Skip to content

Cache Management

faker-news uses a SQLite database to cache generated content. This guide covers advanced cache management strategies.

Understanding the Cache

Cache Structure

The cache stores three types of content:

  • Headlines: Short news headlines
  • Intros: Article introductions (linked to headlines)
  • Articles: Full article bodies (linked to headlines)

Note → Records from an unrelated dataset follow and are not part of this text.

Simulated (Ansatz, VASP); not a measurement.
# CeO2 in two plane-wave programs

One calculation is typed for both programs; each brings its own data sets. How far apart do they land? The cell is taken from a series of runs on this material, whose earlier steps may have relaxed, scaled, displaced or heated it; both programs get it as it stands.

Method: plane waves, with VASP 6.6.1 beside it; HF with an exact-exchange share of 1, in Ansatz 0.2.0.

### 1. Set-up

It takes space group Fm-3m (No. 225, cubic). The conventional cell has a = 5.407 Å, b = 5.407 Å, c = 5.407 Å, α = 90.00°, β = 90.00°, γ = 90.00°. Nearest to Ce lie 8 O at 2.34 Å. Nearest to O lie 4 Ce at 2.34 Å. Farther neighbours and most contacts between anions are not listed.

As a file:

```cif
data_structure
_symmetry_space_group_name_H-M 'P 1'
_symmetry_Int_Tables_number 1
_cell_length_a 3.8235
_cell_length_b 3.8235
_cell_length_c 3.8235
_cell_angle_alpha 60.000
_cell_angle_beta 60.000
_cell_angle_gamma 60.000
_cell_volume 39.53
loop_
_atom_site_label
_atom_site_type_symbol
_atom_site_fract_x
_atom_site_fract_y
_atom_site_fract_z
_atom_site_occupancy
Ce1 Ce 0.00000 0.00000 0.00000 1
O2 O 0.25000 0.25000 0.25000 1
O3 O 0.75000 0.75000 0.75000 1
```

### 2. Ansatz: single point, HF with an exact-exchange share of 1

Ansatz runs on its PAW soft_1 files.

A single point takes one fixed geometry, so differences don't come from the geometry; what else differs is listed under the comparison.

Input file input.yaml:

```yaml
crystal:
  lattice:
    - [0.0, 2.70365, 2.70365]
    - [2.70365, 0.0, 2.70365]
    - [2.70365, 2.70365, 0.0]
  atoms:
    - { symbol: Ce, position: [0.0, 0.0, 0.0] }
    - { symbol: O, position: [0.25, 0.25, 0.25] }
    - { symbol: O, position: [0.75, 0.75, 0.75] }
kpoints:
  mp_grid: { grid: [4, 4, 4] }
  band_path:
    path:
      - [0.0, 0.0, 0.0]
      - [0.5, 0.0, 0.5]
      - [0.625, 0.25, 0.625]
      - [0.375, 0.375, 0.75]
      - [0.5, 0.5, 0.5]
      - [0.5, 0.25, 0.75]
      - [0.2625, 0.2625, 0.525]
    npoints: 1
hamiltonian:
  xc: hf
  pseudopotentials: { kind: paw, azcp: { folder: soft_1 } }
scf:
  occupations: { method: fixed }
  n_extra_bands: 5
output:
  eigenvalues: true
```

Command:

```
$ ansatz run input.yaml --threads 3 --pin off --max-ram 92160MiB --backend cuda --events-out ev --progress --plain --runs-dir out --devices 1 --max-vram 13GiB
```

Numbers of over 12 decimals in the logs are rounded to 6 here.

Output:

Each item tracks three usage flags:

  • used_headline: Whether the headline has been consumed
  • used_intro: Whether the intro has been consumed
  • used_article: Whether the article has been consumed

Cache Location

Default cache locations by platform:

Platform Location
Linux ~/.cache/faker-news/cache.sqlite3
macOS ~/Library/Caches/faker-news/cache.sqlite3
Windows %LOCALAPPDATA%\faker-news\cache\cache.sqlite3

Viewing Cache Statistics

Using Python

from faker import Faker
from faker_news import NewsProvider

fake = Faker()
fake.add_provider(NewsProvider(fake))

stats = fake.news_stats()
print(stats)
# {
#   'total': 150,
#   'with_intro': 75,
#   'with_article': 50,
#   'unused_headlines': 100,
#   'unused_intros': 60,
#   'unused_articles': 40
# }

Using CLI

faker-news stats

Understanding the Statistics

Stat Description
total Total number of items (headlines) in cache
with_intro Number of headlines that have intros
with_article Number of headlines that have articles
unused_headlines Headlines not marked as used
unused_intros Intros not marked as used
unused_articles Articles not marked as used

Consumption Strategies

Default: Single-Use

By default, items are marked as "used" after fetching (in Python):

# Each fetch marks item as used
headline1 = fake.news_headline()  # Marks as used
headline2 = fake.news_headline()  # Different headline

CLI Difference

CLI commands do NOT mark items as used by default. Use --consume flag to mark as used.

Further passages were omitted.